Perhaps sensing the anxiety and confusion felt by many of the club’s fans, Arsenal had Raul Sanllehi and Managing Director Vinai Venkatesham sat for a lengthy two-part interview for the club’s YouTube channel as the season was winding down. In among the usual platitudes and PR speak about a new future and vision, the pair got down to talking about transfers. Notably, they claimed that the club had settled its summer transfer plans months ago, in spite of the flux going on behind the scenes.
If this is true, we have yet to see the evidence. In fact, throughout the interview, it was hard to shake the feeling that words were being spoken not to reveal the inner workings of this new-look Arsenal, but rather to soothe the worries of an anxious fanbase when their suggestion of a clear directive and vision has yet to be revealed in their actions.

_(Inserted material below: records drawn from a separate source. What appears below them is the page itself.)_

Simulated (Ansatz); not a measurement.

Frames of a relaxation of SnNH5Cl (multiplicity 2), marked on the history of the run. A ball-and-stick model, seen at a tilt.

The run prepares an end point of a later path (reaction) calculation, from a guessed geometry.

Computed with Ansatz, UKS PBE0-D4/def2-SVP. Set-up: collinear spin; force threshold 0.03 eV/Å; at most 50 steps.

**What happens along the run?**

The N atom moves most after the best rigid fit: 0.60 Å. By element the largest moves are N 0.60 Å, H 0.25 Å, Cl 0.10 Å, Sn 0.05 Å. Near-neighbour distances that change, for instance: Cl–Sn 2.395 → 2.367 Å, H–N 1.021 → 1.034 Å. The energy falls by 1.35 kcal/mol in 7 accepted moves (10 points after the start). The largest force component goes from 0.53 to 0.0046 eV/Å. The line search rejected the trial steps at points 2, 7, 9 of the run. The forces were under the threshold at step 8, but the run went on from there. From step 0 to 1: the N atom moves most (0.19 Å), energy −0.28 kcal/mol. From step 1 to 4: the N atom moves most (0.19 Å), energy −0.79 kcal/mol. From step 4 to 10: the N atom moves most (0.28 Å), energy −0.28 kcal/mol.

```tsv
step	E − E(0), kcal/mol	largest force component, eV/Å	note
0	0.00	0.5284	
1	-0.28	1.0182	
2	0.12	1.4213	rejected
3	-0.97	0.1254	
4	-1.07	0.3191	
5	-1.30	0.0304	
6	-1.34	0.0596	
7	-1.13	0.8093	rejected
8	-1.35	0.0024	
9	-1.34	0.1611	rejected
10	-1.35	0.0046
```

The transfer budget has been severely restricted by the rules and by a lack of Champions League income, but nothing about Arsenal’s current situation was unknown when these hirings were made. In fact, Sanllehi and Fahmy were hired with the explicit directive to improve on how the club manages its financial situation to allow them more resources to improve the squad. Thus far, it is hard to say there has been significant progress made on that front.
The Right Direction?
Next season, fans will rightly continue to look at the players and coaches with a critical eye. Unai Emery will be going into the second year of a three year deal, but there is a break clause looming at the end of the next campaign that the club will waste no time in exercising if progress isn’t made on the pitch. It is entirely possible that another “failed” season will be blamed more firmly on the Basque Head Coach considering the massive leaps forward rivals have taken in their second season under their respective managers. This could lead Sanllehi, Venkatesham and the board to feel another change must be made to further the cause.
However, fans should not give the men making these decisions a free pass. As part of this new “continental” style power structure, accountability extends beyond the manager’s office at London Colney and deep into the upper reaches of the club’s management. Tactics, style of play and player selection are still the remit of the Head Coach. But the vision for the future? Player recruitment? Commercial endeavours? All of these are the responsibility of Raul Sanllehi and the backroom staff. Should the team flounder on the transfer market and continue to concede ground to their rivals in the Premier League, perhaps it’s time we as fans start to ask the question: “Are these the right people to carry Arsenal forward?”